STENA LINE

The goal with AI is to make Stena Line the most learning Shipping Company

During the year, Stena Line has received wide recognition for its work on digitalisation – most notably in December, when we received the award “Digital Project of the Year“ from the industry magazine CIO.

Rune Kleiberg, Head of Digital Strategy at Stena Line, explains why Stena Line is focusing on digitalisation.

“The simple answer is that customers expect it from us. On the freight transport side, development is moving extremely fast, with ever-increasing requirements for us to be competitive. On the passenger side, technology and travel are changing rapidly, which means that we are competing with different destinations and ways of travelling than previously. Through our digitalisation initiatives, we make it easy to plan, order and book. At the same time, digitalisation enables us to learn more about our customers’ needs and be even better in the area of trade management,” says Rune.

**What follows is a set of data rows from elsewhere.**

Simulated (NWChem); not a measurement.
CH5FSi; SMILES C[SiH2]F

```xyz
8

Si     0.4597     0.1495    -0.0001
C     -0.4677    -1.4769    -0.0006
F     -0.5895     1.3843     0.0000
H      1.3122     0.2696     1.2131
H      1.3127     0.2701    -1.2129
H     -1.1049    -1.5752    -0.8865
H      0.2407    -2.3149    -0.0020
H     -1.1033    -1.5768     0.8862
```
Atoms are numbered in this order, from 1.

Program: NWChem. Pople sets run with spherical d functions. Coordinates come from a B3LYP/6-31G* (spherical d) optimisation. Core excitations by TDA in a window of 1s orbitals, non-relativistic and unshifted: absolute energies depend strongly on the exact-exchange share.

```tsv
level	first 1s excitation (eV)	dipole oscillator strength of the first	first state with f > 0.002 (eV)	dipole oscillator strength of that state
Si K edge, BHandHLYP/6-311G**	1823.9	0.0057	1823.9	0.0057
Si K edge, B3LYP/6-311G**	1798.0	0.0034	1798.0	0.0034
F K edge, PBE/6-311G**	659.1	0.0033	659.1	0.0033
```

“And once customers are on board, they can be given personalised offers, with more opportunities for experiences than before. Digitalisation is a prerequisite for the future ferry experience.”

To achieve its goals, Stena Line has already taken several steps along the way. One example is the introduction of a Business Performance Centre in early 2018, which is responsible for trade management and plays a central role in analytics – to optimise departures based on capacity predictions using cognitive systems, for example.

“By 2021, Stena Line will be leading in being cognitive; in learning from customers and the market. We must absorb more information and learn more, which will enable us to change behaviour and make decisions faster,” says Rune.

Another major area is automation in terminals and ports. Work on automated check-in terminals has begun, and will continue with automated check-in for trucks and cars. A major focus area also involves digitizing other processes in port and terminals. One example is mobile support for port staff handling claims. From a customer perspective, mobile solutions are important. In 2017, the Travelmate app was launched for passengers, enabling them to manage their booking and get answers to questions. For freight bookers, the Freight Planner app was launched, resulting in major simplifications for many customers.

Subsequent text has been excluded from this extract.